FIGS. 9-11 illustrate embodiments of first, second and third states, respectively, of the tension adjustment mechanism 170 and the resistance element 18, focusing on the second end 152 of the resistance element 18. The various states impact the draw weight of the element 18, which is a measure of the force needed to pull the element 18 from the initial position (see FIG. 1) to the drawn position P2 (see FIG. 2). FIG. 9 shows the adjustment mechanism 170 and the resistance element 18 in a first state of tension S1. FIG. 10 shows the adjustment mechanism 170 and the resistance element 18 in a second state of tension S2 which places the element 18 in greater tension than that of the first tension state S1. Additionally, the draw weight of the resistance element 18 in the second state S2 is greater than the draw weight of the resistance element 18 in the first state S1. Further, a cross-sectional area A2 and a cross-sectional diameter D2 of the resistance element 18 in the second state S2 is less than a cross-sectional area A1 and a cross-sectional diameter D1 of the resistance element 18 in the first state S1. The user 14 can grasp and actuate the handle 164 to rotate the second housing cover 140 relative to the second housing 136, which selectively increases the tension and draw weight of the resistance element 18. Actuating the handle 164 in the clockwise direction causes the second end of the resistance element 152 to progressively wrap around the second bead receptacle 160 and the boss 158 of the second housing cover 140 and within the second housing cavity 144, thereby increasing the tension between the opposed ends of the element 18 and its draw weight. The user 14 rotates the handle 164 in a clockwise direction shown by the arrow in FIG. 10 to increase the tension of the resistance element 18 and move from the first state S1 to the second state S2.

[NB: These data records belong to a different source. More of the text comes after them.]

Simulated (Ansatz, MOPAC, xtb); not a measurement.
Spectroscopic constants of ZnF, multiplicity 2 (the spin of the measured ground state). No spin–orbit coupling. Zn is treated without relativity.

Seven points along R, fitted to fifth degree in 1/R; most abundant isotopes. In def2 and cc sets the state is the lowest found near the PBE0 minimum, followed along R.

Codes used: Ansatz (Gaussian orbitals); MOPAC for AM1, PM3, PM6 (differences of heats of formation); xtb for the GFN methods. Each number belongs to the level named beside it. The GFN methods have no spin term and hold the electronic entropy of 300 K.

FIG. 10 shows the resistance element 18 and the adjustment mechanism 170 in a third state of tension S3 which the user 14 has selectively arrived at by further actuating the handle 164. In the third state S3, the element 18 is in greater tension than that of the first or second states S1, S2. Also, the draw weight of the resistance element 18 in the third state S3 is greater than the draw weight in either the first or second states S1, S2. Further, a cross-sectional area A3 and a cross-sectional diameter D3 of the resistance element 18 in the third state is less than cross-sectional areas Al and A2, as well as cross-sectional diameter D1 and D2 of the resistance element 18. Thus, the cross-sectional area A of and cross-sectional diameter D of the resistance element 18 vary inversely with the tension of the resistance element 18. As the tension of the resistance element 18 increases, the cross-sectional areas and diameters decrease, and as the tension of the resistance element 18 decrease, the cross-sectional areas and diameters increase.
The user 14 can grasp and actuate the handle 164 to rotate the second housing cover 140 relative to the second housing 136 in the manner described above. Further actuating the handle 164 in the clockwise direction causes a greater extent of the second end of the resistance element 152 to progressively wrap around the second bead receptacle 160 and the boss 158 of the second housing cover 140 and within the second housing cavity 144, thereby further increasing the tension between the opposed ends of the element 18 and its draw weight. The user 14 rotates the handle 164 in a clockwise direction shown by the arrow in FIG. 11 to increase the tension of the resistance element 18 and move the second state S2 to the third state S3.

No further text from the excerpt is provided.